In my great-grandparents’ day, life was very different from today. Less people lived in cities, more people lived in stable communities. Families spent more time together and stayed together. Churches operated on a “parish” model; the church was related to the neighbourhood. Everyone knew each other. Everyone was connected to each other.
Over the past few generations, this world has become increasingly disconnected. People relocate for job opportunities, leaving behind their networks of friendships. Family relationships break down and get complicated. Kids spend more time in after-school activities. Both parents often have to work to pay the mortgage. Families spend less time together. Teenagers shut out the world with their iPods and gaming consoles. Most people don’t know their neighbours anymore. And churches are made up of people who don’t live close to each other, and who don’t know each other.
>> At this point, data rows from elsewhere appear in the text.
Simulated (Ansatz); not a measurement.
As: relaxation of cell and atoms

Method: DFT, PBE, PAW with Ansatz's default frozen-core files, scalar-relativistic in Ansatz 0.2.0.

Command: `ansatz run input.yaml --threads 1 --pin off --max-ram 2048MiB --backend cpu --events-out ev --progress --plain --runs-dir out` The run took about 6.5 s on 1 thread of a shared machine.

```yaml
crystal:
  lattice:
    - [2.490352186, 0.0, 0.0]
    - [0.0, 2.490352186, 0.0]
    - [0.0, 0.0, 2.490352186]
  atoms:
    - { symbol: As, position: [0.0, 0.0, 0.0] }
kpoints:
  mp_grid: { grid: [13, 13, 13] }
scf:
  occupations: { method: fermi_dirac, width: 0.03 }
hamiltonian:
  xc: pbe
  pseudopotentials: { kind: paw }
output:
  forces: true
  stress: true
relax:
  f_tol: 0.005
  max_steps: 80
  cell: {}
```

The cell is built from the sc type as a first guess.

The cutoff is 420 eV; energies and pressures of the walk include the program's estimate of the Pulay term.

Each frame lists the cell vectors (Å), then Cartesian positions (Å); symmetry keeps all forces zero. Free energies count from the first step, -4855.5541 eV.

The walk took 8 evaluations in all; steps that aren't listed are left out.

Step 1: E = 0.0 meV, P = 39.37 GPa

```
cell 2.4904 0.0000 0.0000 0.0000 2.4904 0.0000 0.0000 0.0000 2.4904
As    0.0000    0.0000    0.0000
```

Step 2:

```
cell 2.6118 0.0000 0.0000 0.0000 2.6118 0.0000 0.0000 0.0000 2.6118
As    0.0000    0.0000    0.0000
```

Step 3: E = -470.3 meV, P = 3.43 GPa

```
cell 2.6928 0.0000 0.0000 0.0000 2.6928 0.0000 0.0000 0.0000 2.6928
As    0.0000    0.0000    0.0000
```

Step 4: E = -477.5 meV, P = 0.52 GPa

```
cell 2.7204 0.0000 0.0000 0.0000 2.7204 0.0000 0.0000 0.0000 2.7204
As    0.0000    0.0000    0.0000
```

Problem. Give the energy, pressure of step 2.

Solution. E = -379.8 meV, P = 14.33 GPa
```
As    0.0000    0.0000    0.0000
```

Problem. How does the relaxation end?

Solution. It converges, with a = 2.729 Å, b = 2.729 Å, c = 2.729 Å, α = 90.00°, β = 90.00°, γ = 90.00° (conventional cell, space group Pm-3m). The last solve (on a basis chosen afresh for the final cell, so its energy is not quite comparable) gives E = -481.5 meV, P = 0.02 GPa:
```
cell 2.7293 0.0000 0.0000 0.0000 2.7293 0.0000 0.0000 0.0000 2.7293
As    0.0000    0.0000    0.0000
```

In the past, connecting people wasn’t the main priority in the church meeting. After all, they already knew each other and were connected to each other. Generally, preaching was the main priority, as knowledge was scarce, and the only way to access knowledge was through an expert. Today, in a time of information overload, one of the main aims of church needs to be connecting God’s people together. We need to structure our meetings to allow deeper connection, greater sharing and honesty, stronger relationships. It’s not just for our benefit. When the church becomes a place of deeply authentic and connected community, it will be a beacon of light for the disconnected world around it.